Three Ways to Disappear
In Katy Yocom’s immersive and multilayered novel Three Ways to Disappear, Sarah and Quinn confront painful childhood truths and address their neglected sisterhood.
Beginning with a glimpse of Sarah and Quinn’s childhood in India, the story begins when their brother, Marcus, dies under bizarre circumstances. The fallout is severe: the girls’ parents separate, and Sarah and Quinn move, with their mother, back to the United States. Fast forward two decades, and the women are still reeling from the secrets of their past.
Disillusioned with her nomadic journalism career, Sarah drops everything to move back to India and join Tiger Survival, an organization dedicated to local tiger conservation. When she becomes enmeshed in a forbidden romance with a coworker, her ideas of love collide with Indian tradition, and Sarah enters the most delicate negotiation of her life.
In Kentucky, Quinn is now an artist who has lost her touch, and her marriage is dying. Meanwhile, Sarah and Quinn’s mother develops a financially disastrous shopping addiction. When Sarah asks Quinn to come to India, Quinn knows that it’s time to deal with her guilt and seek answers about Marcus’s death.
Authentic relationships drive the story. Indian regions and the conservation park themselves function as characters, along with tigers Machli and Akbar. Sarah is enthralling—a savvy traveler whose manner of dealing with antagonists is excellent.

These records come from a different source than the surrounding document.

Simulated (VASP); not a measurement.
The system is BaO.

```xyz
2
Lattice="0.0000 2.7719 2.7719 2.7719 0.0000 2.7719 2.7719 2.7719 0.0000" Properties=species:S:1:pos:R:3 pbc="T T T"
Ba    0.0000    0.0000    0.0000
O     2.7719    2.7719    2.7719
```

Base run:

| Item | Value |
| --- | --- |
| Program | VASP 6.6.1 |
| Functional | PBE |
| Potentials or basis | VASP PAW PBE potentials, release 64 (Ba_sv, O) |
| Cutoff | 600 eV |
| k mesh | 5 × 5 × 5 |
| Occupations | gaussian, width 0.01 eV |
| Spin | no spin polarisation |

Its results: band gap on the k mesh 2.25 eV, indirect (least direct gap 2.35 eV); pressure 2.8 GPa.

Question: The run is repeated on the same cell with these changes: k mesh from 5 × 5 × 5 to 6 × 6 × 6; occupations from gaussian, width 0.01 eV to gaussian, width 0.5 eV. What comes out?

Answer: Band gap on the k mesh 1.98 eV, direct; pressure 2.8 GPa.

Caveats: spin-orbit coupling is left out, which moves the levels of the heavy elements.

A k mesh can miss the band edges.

Though much action centers on Sarah’s conservation efforts and the plights of the tigers, consideration and sympathy are also shown to conservation “opponents.” The narrative highlights other social issues, too, as when the sisters discuss their protected status as white people in a non-western region. Subconscious ideas of power surface as Sarah makes a solo decision for local Indian women about their co-op membership.
Three Ways to Disappear is informative, refreshingly complex, and ends in realistic fashion. Sometimes answers only beget more questions, and consequences make life, like the future of the tiger, uncertain.